In preparation for his move to California, while packing up his office at the First Christian Reformed Church of New Westminster, Al was thinning out his collection of books. I inherited a beautiful little assembly of poems and writings by Robert Raines entitled “Living the Questions”. I remember each page was bordered with a pale yellow stain, I expect due to years of exposure to Al’s nicotine habit. The author wrote in his foreward: “This book is comprised of my pressing questions of recent years. I have gone through divorce and remarriage, change of job and geographic location, changing relationship with parents and children, and the breaking and remaking of my self-image and my image of God. My questions come out of the particular pain and promise of this period of my life. Perhaps some of them will be useful to you in naming and living your own questions.” I wonder to this day what truths, insights or comfort Al gleaned from those pages.

During those years that Al and I worked together we would spend our breaks standing out back of the church building having a smoke. (He loved his cigarettes, and I was an on-again, off-again smoker at the time).  I would pepper him with questions about all kinds of theological musings and he would honour me by engaging in deep conversations about all things spiritual. But sometimes, he would take a long puff of his cigarette, look down at the ground and hunch his shoulders in that very “Al-like” way, exhale out of the corner of his mouth, look at me over top of his glasses and utter these words: “I don’t know Carolyn. I’m not smart enough to figure this stuff out.”  Al was comfortable with “living the questions”.  I loved that about him. He allowed for a large, uncontainable expanse of grey in his life.  And no question was ever taboo. He was what I term as “unshockable”. No matter what I threw at him he never once covered his mouth and gasped that I had the nerve to ask such a thing.

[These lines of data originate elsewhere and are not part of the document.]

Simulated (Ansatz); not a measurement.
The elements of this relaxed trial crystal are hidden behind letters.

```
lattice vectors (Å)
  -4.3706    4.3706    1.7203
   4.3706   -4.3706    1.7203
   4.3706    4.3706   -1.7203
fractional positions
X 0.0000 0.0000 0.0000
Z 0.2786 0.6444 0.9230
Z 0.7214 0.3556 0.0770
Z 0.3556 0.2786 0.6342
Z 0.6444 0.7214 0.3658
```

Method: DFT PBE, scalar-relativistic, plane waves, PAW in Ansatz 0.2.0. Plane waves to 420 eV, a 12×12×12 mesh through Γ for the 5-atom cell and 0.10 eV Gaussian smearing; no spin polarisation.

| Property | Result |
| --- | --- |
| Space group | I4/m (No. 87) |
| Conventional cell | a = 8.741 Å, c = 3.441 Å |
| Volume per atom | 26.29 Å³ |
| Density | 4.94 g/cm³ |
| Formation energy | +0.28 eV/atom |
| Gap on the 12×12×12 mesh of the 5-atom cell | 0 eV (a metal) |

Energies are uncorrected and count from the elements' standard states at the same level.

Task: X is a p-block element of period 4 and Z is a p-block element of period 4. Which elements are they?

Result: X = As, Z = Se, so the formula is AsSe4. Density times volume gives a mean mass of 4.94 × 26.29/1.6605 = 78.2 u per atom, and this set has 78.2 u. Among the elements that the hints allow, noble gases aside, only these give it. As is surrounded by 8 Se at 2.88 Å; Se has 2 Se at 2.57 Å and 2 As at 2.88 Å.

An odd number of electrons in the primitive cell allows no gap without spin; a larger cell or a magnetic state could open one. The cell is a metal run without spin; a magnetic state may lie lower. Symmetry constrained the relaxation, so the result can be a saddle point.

As I reflect back on my life, I have always been uneasy with pat answers and platitudes some Christians provided when I asked the question “why”. But Al rarely, if ever, gave me answers.  He was sort of rabbinic that way, often responding to a question with another question, prodding me to think about things differently, or to think period!  I would say that my experience with Al during those years, coupled with reading the works of a few new authors on the Christian literature scene (one of whom pointed out that the word “Christian” makes a terrible adjective) saved me from giving up on Christianity all together. I needed a faith that embraced my questions, and also one that embraced my imperfections.

That brings me to another book that Al and I discussed often, and that was foundational in shaping my own spirituality; “The Spirituality of Imperfection: Story Telling and the Journey to Wholeness”. To this day I consider that book one of the most formational I have ever read.  Al seemed to be able to embrace his own weaknesses and imperfections, and I think that allowed him to preach the way he did, and provide a safe place for people to unburden their own shame, guilt and pain.  He loved people in a way that I will never be able to. He listened to their stories in such a way that they felt heard, and he had a gift for asking the right questions to help people forge their way forward towards wholeness.

And Al was consistent in his message. He always preached grace from the pulpit, and one-on-one he made people feel loved, and worthy and important. (Unless you pissed him off with an attitude like that of the Pharisees in which case you may remember Al rather differently than I do. He had a righteous anger that, if fanned into flame, could be somewhat intimidating.) He loved his God, and he loved the work of sharing that love with God`s people. And he did it in such a way that left lots of room for growth, for exploration, for imperfection and for oodles of questions.

Al shaped how both my husband Stuart and I tend to respond when people in our lives share their questions, or doubts, or stories of imperfection. We tend to be unshockable, and I attribute that in part to the influence of Al’s teaching and mentoring. He provided a safe place for people to throw everything on the table for examination.

Stuart and I recently downsized and moved into a smaller home. In the process of packing I was thinning out my own collection of books. It took me some time to make up my mind, but “Living the Questions”, the tattered, hand-me-down book with Al’s handwriting in the margins, finally ended up in the in the give-away box. I guess everything has a life cycle and it was time to pass that piece of “Al memorabilia” on to someone else. But the title, and what it represents, will never leave me. God is big enough to handle all my questions, doubts, fears, failures and imperfections. And he loves me anyway. When I think of God’s love I remember what it felt like to be swallowed up in one of Al’s great big bear hugs. Warm, safe and loved, even if I was a mess on the inside.